But of course everyone had neglected to clean out the fridge.
And that's when I realized: faith is much like a fridge.
We marched into CVS and scanned the area for what we needed. We grabbed a box of gloves, four cans of air freshener, and then stared at the surgical masks for a long moment.
While walking to the room Shahzeb reflected over how often something that is bad is exaggerated in anticipation of it. And we all laughed in the truth of this.
And then we opened the door.
I immediately ran out, smacking a hand to my mouth and clutching tightly onto my laptop as if this new threat would rob me of more than just my sanity. The rotten milk's presence invaded every corner of the space. And, if we were correct, this villain of the milk had allied with rotten eggs, 2 year old barbecue sauce, dinner from a few weeks ago, and so much more to forge a battalion that we were scarcely a match for. Shahzeb and Abdur, both braver than I, dove into a side room and slammed the broken door shut. While I scrambled to recollect myself amongst the fumes of this war, the two men inside prepared themselves. A few moments later they emerged with shirts and rags tied around their faces and air fresheners at hand.
Around two hours later, the room smelled of tropical mango with a touch of milk that was almost cheese. It was inhabitable again. Either that or we had just become accustomed to this, our new reality of spoiled eggs and molded potatoes. Eventually we took a break and sat down on the stained carpet.
Faith in Islam is not a constant. It's not a switch that one can decide to turn on in the middle of the night and then walk away. Faith is, rather, much more like a scale, with one side trying to stay higher but ever assailed by the weight of the other side. My point is that faith is not something you can own, and therefore is not truly a marker of identity. Faith is an action; it's something you do. And much like how a neglected fridge can render a room into a breathing hazard, a neglected maintenance of faith can take away from what it means when you call yourself Muslim.
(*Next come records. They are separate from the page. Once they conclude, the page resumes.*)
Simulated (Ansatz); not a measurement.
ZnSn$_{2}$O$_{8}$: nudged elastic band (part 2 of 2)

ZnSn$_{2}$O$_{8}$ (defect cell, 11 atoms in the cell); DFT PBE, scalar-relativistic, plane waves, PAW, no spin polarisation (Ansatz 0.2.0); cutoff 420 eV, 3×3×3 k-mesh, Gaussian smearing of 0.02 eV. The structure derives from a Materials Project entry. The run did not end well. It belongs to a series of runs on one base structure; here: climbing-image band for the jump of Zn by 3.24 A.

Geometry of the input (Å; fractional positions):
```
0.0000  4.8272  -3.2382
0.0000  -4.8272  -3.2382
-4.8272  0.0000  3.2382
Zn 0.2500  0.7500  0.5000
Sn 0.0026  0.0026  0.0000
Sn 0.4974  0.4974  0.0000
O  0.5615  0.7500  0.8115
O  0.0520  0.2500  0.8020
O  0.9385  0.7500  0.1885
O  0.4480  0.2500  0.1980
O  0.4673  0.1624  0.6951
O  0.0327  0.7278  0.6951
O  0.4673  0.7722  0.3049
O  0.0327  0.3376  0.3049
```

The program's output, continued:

While laying there on that debris littered floor, I realized all this, and thought that I'd finally found the culprit for the past few uninspiring Ramadans. I told Shahzeb right then that I wanted to commit this month to bettering myself as a Muslim. That was, of course, the Muslim's equivalent of the cliche and oft-abandoned New Year's resolution. But I knew I would make good on this promise. I knew because I had known ever since I realized it was Ramadan while driving back from New York. And I knew because I did not want my Islam smelling like rotten milk.
It's been three years since I did my last Ramadan blog. Maybe it's the overly academic atmosphere of university life, or maybe it's the additional pounds of rice and curry I've consumed in the interval, but so much has changed about how I see the world. I don't know what this will mean for the days to come, or how this will factor into my new resolution. But judging by the first day alone,
it's probably going to be quite the drive.